Re: Combine Secure 3DES Encryption with ability to count occurence of known plaintext - how to accomodate both aims?

From: David Wagner (daw_at_taverner.cs.berkeley.edu)
Date: 01/20/05


Date: Wed, 19 Jan 2005 23:46:22 +0000 (UTC)

a c wrote:
>The problem I have is the limited capabilities of the HSP. It's designed for
>banking use and HMAC is not part of the capabilities -and we cannot access
>the secret keys either for use with our own application, only Ansi Key Block
>cryptograms which are used as input to encryption and MAC functions (eg:
>3DES CBC).

As Paul Rubin says, you can use 3DES-CBC-MAC instead of SHA1-HMAC.
(I slightly prefer 3DES-OMAC or AES-OMAC, but the difference is unimportant
if the messages you are hashing are of a constant, fixed length.)

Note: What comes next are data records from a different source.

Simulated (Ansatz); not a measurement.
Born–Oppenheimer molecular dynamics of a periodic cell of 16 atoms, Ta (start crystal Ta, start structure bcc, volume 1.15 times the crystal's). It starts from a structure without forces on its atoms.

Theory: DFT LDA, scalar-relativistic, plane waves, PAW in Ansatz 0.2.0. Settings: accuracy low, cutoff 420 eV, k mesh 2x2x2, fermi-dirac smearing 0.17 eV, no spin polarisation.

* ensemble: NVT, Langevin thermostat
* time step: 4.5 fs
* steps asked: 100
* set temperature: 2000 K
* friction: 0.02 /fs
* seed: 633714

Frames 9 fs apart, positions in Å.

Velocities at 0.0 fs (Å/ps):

>Looking at the response from David Wagner (thanks) this has the advantage
>that it uses standard (for our equipment) crypto operations, but we have to
>update old records (update the velocity checking data with fixed IV after a
>fixed period).

Yes. Most databases should allow you to do this, I would have thought.

>The other issue is the number of transactions processed within 48 hours -
>more than 100,000 which would mean at any one time there would be 100000
>records encrypted in this less than optimum manner.

Yes. At 20 bytes a record, that is 2 MB, not even a penny worth of disk.
At 100,000 encryptions per 2 days, that is 0.5 encryptions per second, which
any HSP should be able to handle trivially. Hard for me to imagine that this
would be a bottleneck, unless I'm missing something.

>i've search, but can't find, a description of A/B switchover. Could I have a
>pointer please.

I have two sets, set A and set B. At the start of odd-numbered days,
I delete everything from set A and re-set it to the empty state. At the
start of even-numbered days, I delete everything from set B and re-set
it to the empty state. When I have a transaction, I add a timestamped
record of that transaction to both set A and set B. At any point,
I can retrieve the transactions that have occurred within the past 24
hours by looking in one or the other of these sets (on odd-numbered days,
I look in set B; on even-numbered days, I look in set A).

In your application, set A would have a key kA and an IV ivA associated
with it; set B would have kB and ivB. When transaction T occurs, do this:
  add (T, E(kA, ivA, CC #), timestamp) to set A, and
  add (T, E(kB, ivB, CC #), timestamp) to set B.
When a set S is re-set, delete everything from S, securely delete kS and
ivS, and pick a new key and IV. To count the number of transactions
with a particular credit card number over the past 24 hours, pick the
appropriate set to look at, say set S, compute the value E(kS, ivS,
CC #), extract all records from set S that have this same ciphertext
value and have a timestamp within the past 24 hours, and count.

If you want to count over a 48-hour period, then just double the time
scale above.

Note: E(k, iv, x) could be a deterministic encryption algorithm, or it
could just be a keyed hash (a PRF) like SHA1-HMAC, 3DES-CBC-MAC, etc.